Looks like the bug was in a monkey-patched `window.fetch` https://github.com/Pos...

ricardobeat · on Aug 20, 2024

I was poking around to understand how this was not caught in a test - any ordinary fetch call could have triggered the error, and besides how poor coverage it has for all the ways `fetch` can be used, it seems excessive mocking may have played a part: https://github.com/PostHog/posthog-js/blob/main/src/__tests_...

The whole fetch and XHR functions are mocked and become no-ops, so obviously this won't catch any issues when interacting with the underlying (native or otherwise) libraries. They have Cypress set up so I don't see why you'd want to mock the browser APIs.

sethammons · on Aug 20, 2024

I have seen so many mocked tests where you end up asserting the logic in the mock works; effectively testing 1=1.

The number of issues that can be prevented with an acceptance level test that has a user log in and do one simple interaction is amazing. Where I can convince the powers that be, PRs to main are gated by a build that runs, among others, that simple kind of AC test. If it was merged to main, you _know_ it will not totally break production.

We had regular outages with our internal emailing system at a small e-commerce shop. I stepped in and added one test that actually sent an email to a known sink that we could verify and had that test run pre-deploy. We went to zero email outages. Tests had the occasional flake that auto-retried. Also, if your acceptance tests are flaky, how do you know your software isn't? Bad excuse to avoid acceptance level testing

pbasista · on Aug 20, 2024

Thank you for pointing this out. I did not read the post in detail but I was wondering how could a monitoring library cause the entire application to go down. At worst, I thought, it should have failed to process the monitoring events, assuming that it was integrated in a reasonable way.

PostHog patching a very important global function is a feature that should be well-documented so that the people who are using it are aware of it and can be reasonably expected to have it in mind when debugging these seemingly unexplainable issues.

ataru · on Aug 20, 2024

I think it worked as defined, it hogged the POST requests?

x0x0 · on Aug 20, 2024

it's common with all these analytics toolkits. When you're monkeying with such a core api, I have no idea how you can actually test everything.

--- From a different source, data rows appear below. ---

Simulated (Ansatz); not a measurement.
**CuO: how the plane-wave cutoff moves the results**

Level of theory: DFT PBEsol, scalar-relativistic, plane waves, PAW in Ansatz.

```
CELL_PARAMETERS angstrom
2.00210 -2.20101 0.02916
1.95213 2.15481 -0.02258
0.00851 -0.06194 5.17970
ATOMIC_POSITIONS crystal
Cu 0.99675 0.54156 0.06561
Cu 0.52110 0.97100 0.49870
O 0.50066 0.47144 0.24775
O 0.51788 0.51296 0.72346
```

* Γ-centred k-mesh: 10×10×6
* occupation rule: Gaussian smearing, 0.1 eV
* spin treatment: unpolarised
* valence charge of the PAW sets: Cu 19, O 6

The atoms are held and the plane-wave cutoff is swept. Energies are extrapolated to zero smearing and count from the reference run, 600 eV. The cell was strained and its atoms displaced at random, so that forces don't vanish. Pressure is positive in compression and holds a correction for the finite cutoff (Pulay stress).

eg heap analytics still (as of this month) bad touches something inside hotwire and randomly entirely breaks hotwire causing every click to do a full page load. ime, it affects 30-60% of page loads. You can fix it (but thanks for 50+ hours of debugging) but making heap load after all hotwire js.

jjnoakes · on Aug 20, 2024

> I have no idea how you can actually test everything.

While a worthy goal (if unattainable sometimes), in this case, folks would settle for "test anything", which would have caught the regression.

x0x0 · on Aug 20, 2024

They've been hanging out with the CrowdStrike people.

"Test strategy: yolo"